Apparently, when I join two absolute paths, instead of (expected) joining, one of them is completely replaced. This is from the documentation of Path join:
Creates an owned [PathBuf] with path adjoined to self. If path is absolute, it replaces the current path. assert_eq!(Path::new("/etc").join("/bin/sh"), PathBuf::from("/bin/sh"));
Which is super counter-intuitive: for example, if I type cd /etc/bin/asdf, I will go to /etc/bin/asdf, not to /bin/asdf, but Path::join would produce /bin/asdf (!).
It seems that this is a common source of confusion:
What was the rationale/motivation behind implementing this behaviour for join? Why does it replace paths, when one of them is absolute?
If I were designing this, I would say that it should behave just like regular string concatenation, omitting repetitive slashes. So, if one path ends with / and the other starts with /, it should omit one of them. This would match perfectly well to how terminal/bash works.
Is there anything that could fix the issue? Shall I just create my own join function (which would remove the leading / from the 2nd path and use join)?..
P.S.
Looks like for an answer to the 2nd question I can use strip_prefix (?):
/// let path = Path::new("/test/haha/foo.txt");
///
/// assert_eq!(path.strip_prefix("/"), Ok(Path::new("test/haha/foo.txt")));
It probably would be better to have separate type for absolute paths.
But now, join will always have broken behavior. Rust chose one which was already used in other languages.

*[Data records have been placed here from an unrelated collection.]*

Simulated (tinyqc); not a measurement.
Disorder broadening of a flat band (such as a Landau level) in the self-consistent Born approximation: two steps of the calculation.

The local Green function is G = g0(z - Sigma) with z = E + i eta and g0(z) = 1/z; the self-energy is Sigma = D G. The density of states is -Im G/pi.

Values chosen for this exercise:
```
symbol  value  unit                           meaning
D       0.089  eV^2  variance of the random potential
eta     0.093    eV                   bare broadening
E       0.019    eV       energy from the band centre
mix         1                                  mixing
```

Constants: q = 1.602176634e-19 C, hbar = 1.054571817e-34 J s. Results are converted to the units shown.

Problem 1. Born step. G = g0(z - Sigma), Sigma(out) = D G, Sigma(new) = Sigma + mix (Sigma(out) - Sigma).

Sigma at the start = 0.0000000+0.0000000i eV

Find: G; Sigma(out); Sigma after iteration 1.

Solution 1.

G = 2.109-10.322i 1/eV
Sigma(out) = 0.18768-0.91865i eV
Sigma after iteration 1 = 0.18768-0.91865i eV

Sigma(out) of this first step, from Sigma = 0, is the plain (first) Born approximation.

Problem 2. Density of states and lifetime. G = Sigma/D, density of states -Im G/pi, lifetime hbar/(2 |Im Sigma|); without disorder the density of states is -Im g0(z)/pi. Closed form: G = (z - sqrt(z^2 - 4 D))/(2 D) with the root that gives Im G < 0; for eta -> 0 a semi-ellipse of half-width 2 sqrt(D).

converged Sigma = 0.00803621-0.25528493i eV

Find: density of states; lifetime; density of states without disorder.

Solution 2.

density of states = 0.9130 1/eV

I'm not really sure how you arrived at your shell example. Path::new("/etc").join("/usr/bin") would actually be equivalent to:
/etc $ cd /usr/bin
Which would, as you should expect, try to change the directory to /usr/bin and not/etc/usr/bin. If you wanted to change to /etc/usr/bin, you'd use cd usr/bin. That is, you'd use a relative path without a leading slash.
This is, in my opinion, a completely reasonable design that is entirely consistent with how every single shell and operating system I've ever used works.
Oh... I think now I at least understand how it could be introduced this way...
It looks like you can imagine joining of p1 and p2 as:
cd $p1
cd $p2
This is certainly not what comes into my mind first
I arrived at my example like this:
What would shell do if I wanted to cd $p1/$p2 <--- I personally think that this closer matches "joining" paths, but thank you for explanation. I think it answers my first question.
Well, if you applied that to your earlier example, you'd end up with /etc//usr/bin, which wouldn't be a valid path.
I've seen, written, and laboriously debugged enough path-handling code over the years that I actively resist treating paths as strings. That's why when I think about path operations, I think about filesystem operations, not string operations.
The behavior is useful because a caller (or config file or whatever) can choose whether it wants to use a relative or absolute path, and the callee can then simply absolutize it by adding its own prefix and the absolute path is unaffected which is probably what the caller wanted. The callee doesn't have to separately check whether the path is absolute or not.
One could also think of an absolute path as a special type of relative path where the starting / is understood to stand for as many ../ components as needed to reach the root.
Yeah, agree, 100%. There are cases when current behaviour is useful. It would be nice not to have this behaviour for the function that is called join (if you joinA and B, you never expect A to completely go away / vanish)... Or maybe at least have another standard function that does it differently.
But what exactly should it do when you join C:\WINDOWS and E:\MyHome
It should suggest changing OS.
To be honest, I do not know. Maybe for Windows there should be some Windows-specific API?.. Hard to say. But having "broken" join() for the rest of the world is not good either.
Linux is not “the rest of the world”. VxWorx is supported by Rust and uses the same path format as Windows.
And on POSIX-compliant system one may have//vol/path which is distinct from /vol/path (although, here I'm not sure whether anything but CygWin uses that… but this still would imply that there would be yet-another separate path name style with it's own separate path name handling).
That's the typical answer to “why Rust (or a crate… or a program…) does some weird thing?” question: it's usually weird to you because you don't know about many things that exist in that world.